Rising Cases of Insecurity in Africa Sends Wrong Signals
It’s shameful in the modern day of open communication platforms to choose to kill and main others to further political, religious and ideological agenda. We condemn in the strongest terms possible, the murder of innocent civilians as happened in a recent bomb blast that left 71 persons dead and over 100 injured in Nigeria. The surge in insecurity and conflict in Africa as witnessed in DR Congo, Republic of South Sudan, Central African Republic, Egypt, Kenya, Somalia and Libya among others, is a cause for urgent concern. As the continent celebrates its goals in opening up democratic space, violent conflict sends the signal that all is not well.
Africans are probably celebrating penetration of mobile telephony and internet access in the continent but holding tight on exclusionary tactics. The indigenous African culture that nurtures dialogue appear to be overtaken by brute force. The continent’s decades at the United Nations appear to have failed to open up intra African sense of diplomatic solutions to disagreements. It is in this light that Nobel Laureate, Professor Wole Soyinka’s call that we should not just pray but wake up to the reality and talk frankly among ourselves should be embraced.
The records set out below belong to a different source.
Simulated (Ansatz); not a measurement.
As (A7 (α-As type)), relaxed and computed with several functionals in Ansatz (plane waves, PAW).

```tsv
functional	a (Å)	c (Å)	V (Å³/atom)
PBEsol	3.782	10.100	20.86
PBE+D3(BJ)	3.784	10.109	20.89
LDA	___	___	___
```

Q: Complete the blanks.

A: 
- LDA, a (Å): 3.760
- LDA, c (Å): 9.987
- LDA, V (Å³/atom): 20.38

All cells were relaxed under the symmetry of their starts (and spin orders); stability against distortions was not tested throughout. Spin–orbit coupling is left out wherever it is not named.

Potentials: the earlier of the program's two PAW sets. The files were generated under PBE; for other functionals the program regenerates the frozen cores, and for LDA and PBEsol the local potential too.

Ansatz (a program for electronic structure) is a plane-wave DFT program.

Our perception that we are tragically limited creatures whose selfish and dangerous impulses can be contained only by social contrivances should be shunned and replaced with an unconstrained vision that accommodates dialogue, reason and validation. One way to achieve this is to address causes to insecurity. It’s also important to retrain security forces on how to tackle criminal acts as opposed to them herding whole communities as suspects. Finally it’s important to modernize the continent’s justice system so as not to let loose the forces of impunity which tend to perpetuate violent approaches to addressing individual, community and country interests.